If you were to walk into the kitchen on any day, you would find a team of dedicated food people. Executive chef Ryan loves to know all there is to know about food, most recently his passion is for cheese-making, fashioning his own smoked goat’s provolone. Head chef Jamie builds race cars as well as vegie gardens. And when we have visitors in our kitchen they often remark at the youthfulness of the team, yep passionate people who love their trade and the place they live.

Ryan and the team are keen to share their recipes which mean you can easily prepare delicious food using ingredients from your own garden or local purveyors at home and share in the magic of fresh, vibrant food.

Cold Smoked Kingfish (not as complicated as you think!)

You will need:

1 side of kingfish, skin on (you should ask your fish monger for the freshest piece, and South Australian from Port Lincoln if possible)

1 cup brown sugar

1 cup of salt, coarse salt is best because it will penetrate at the same rate as the sugar, we use Murray River pink salt as it has more flavour and nutrition from its extra mineral content

Step 1: Inspect your side of kingfish to ensure it looks fresh and has no obvious blemishes.  Look for pin bones and remove if found.

Step 2: Mix together the sugar and salt and place one third of the mixture into a non-reactive container large enough to hold the fish flat, stainless steel or glass is perfect.

Step 3: Place fish skin side down onto sugar and salt then rub in the remaining cure to the flesh.  Cover with cling film and refrigerate for 48 hours.

Step 4: Rinse fish under cold water to remove excess cure then place in cold water for 30 minutes.  Remove and pat dry.

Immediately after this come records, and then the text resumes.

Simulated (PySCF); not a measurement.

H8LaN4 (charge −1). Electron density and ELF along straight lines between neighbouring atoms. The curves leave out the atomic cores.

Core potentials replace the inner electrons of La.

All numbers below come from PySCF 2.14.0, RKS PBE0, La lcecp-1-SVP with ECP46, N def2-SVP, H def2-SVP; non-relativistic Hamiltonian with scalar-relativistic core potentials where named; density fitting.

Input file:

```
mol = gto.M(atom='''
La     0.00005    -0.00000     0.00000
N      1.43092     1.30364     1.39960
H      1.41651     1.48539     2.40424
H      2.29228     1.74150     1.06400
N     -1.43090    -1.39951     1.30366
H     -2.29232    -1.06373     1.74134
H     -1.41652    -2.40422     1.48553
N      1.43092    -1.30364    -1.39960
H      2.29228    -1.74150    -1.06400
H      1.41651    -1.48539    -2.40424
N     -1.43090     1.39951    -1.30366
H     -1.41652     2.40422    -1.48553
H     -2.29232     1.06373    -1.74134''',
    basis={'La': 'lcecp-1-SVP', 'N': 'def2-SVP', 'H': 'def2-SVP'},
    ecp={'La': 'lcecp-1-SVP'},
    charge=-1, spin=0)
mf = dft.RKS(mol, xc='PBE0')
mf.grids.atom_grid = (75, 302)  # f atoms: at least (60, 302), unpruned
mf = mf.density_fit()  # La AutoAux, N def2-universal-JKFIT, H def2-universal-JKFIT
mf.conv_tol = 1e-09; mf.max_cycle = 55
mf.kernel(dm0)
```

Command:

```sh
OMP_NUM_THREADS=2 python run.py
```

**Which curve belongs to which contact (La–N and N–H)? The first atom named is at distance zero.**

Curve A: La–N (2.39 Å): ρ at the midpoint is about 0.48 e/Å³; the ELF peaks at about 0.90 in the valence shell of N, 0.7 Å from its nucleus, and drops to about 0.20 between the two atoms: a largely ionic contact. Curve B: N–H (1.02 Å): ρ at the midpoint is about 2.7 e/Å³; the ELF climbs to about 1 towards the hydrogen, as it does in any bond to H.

Step 5: Now we are up to smoking.  We have a few choices here.  If you have a friend who has a smoke house offer some of your fish to them for the use of their smoke house.  If you have a really kind butcher he may also let you throw your fish into his smoke house for a few hours but if you want to do it yourself pick up some wood chips (apple wood is great for fish) from your local hardware store, and grab a small cold smoker as seen in the picture, you can find them online or from a barbeque shop.  Fill the cold smoker with chips and place in a deep pan with enough room to place the fish on a perforated tray above the smoker.  Light the chips at one end and get them smoking well.  Place fish into the container keeping a little distance between it and the smoke and cover tray in alfoil.  At the other end of the tray to the smoker make a little hole in the foil for the smoke to escape.  Every fifteen minutes or so just check to see if the woodchips need to be relit.  Continue until the desired smokiness is achieved.

Let it cool in the refrigerator for a few hours or overnight before slicing thinly.  Enjoy as you would smoked salmon.